[ANN] DataPipes.jl

Yet another take on piping in Julia.

Even with multiple existing implementations of the piping concept in general, I didn’t find one that is convenient enough [for my usecases] while still remains general. Additionally, I became curious in how metaprogramming works, so developing DataPipes helped me understand a lot of that.

DataPipes inteface is designed with common data processing functions (e.g., map and filter ) in mind, but is not specifically tied to them and can be used for all kinds of pipelines. This package is extensively tested, and I almost always use it myself for data manipulation.

Unlike many (1, 2, 3; all?) other alternatives, DataPipes :

  • Gets rid of basically all the boilerplate for functions that follow the common Julia argument order
  • Can be plugged in as a step of a vanilla pipeline
  • Can define a function instead of immediately applying it
  • Can easily export the result of an intermediate step

If I missed another implementation that also ticks these points, please let me know.

DataPipes tries to minimally modify regular Julia syntax and aims to stay composable both with other instruments (e.g. vanilla pipelines) and with itself (nested pipes).

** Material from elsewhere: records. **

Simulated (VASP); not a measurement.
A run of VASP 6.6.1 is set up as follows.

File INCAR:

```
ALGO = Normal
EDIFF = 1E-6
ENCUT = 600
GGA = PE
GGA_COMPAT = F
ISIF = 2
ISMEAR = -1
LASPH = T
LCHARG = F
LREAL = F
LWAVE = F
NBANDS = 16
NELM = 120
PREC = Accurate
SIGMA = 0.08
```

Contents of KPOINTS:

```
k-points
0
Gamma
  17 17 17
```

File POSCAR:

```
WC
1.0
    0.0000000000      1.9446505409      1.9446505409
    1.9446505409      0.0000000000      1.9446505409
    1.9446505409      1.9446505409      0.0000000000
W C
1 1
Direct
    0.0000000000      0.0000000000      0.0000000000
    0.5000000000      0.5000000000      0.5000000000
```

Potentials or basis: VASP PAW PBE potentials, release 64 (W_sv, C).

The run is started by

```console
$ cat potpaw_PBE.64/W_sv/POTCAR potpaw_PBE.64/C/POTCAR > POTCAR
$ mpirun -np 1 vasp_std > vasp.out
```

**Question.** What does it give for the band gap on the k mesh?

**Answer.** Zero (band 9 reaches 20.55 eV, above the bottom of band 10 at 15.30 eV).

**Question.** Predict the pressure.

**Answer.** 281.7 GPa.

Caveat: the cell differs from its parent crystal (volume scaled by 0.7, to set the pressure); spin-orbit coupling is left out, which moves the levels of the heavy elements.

See usage examples in README.
DataPipes is submitted to the General registry, and meanwhile can be installed from https://gitlab.com/aplavin/DataPipes.jl.

18 Likes

This @export bit is cool. I wonder if this can be added to @chain.

I’m a bit weary of the non-standard evaluation of map. Seems like it would be clearer to the reader if the non-standard map was called @map.

1 Like

What exactly do you mean by non-standard evaluation of map? map function is not treated specially in any way.

Ah I see. the 2nd argument is inserted instead of the first by default, which I guess makes sense working with Base julia rather than a data ecosystem.

This is an interesting package!

Well, it’s not just the 2nd argument: e.g. @p 1:5 |> sort(by=_ % 2) and other examples in README.
And I’m not sure what you refer to as “a data ecosystem”. README shows examples with the SplitApplyCombine package - this is [to my knowledge] the most popular one with functions like group and join that work for arbitrary data structures.

As I said, all functions with the common Julia argument order work just as convenient as Base ones. Others can also be called of course, but require manually specifying where to put the output of the previous step.

In DataFrames, and DataFramesMeta, among others, the data frame is the first argument for select, subset, transform, rename etc. so it’s convenient for @chain, for example, to have the first argument be piped.

1 Like

Ah, the DataFrames ecosystem - now I see. Yes, that’s what I guessed from the Chain.jl readme. You are right, I didn’t focus on them here.
I personally stopped using dataframes some time after moving to julia. It feels so liberating not to be restricted to flat 2d structure, while still getting great performance and all generic functions continue to work. [unlike in python]

2 Likes

This is quite cool. I like the syntax for nested pipes.

What exactly does double underscore do? I’m having a hard time understanding that.

Double underscore is the second argument of a lambda: just as 2*_ expands to x -> 2*x, _ + __ expands to (x, y) -> x + y.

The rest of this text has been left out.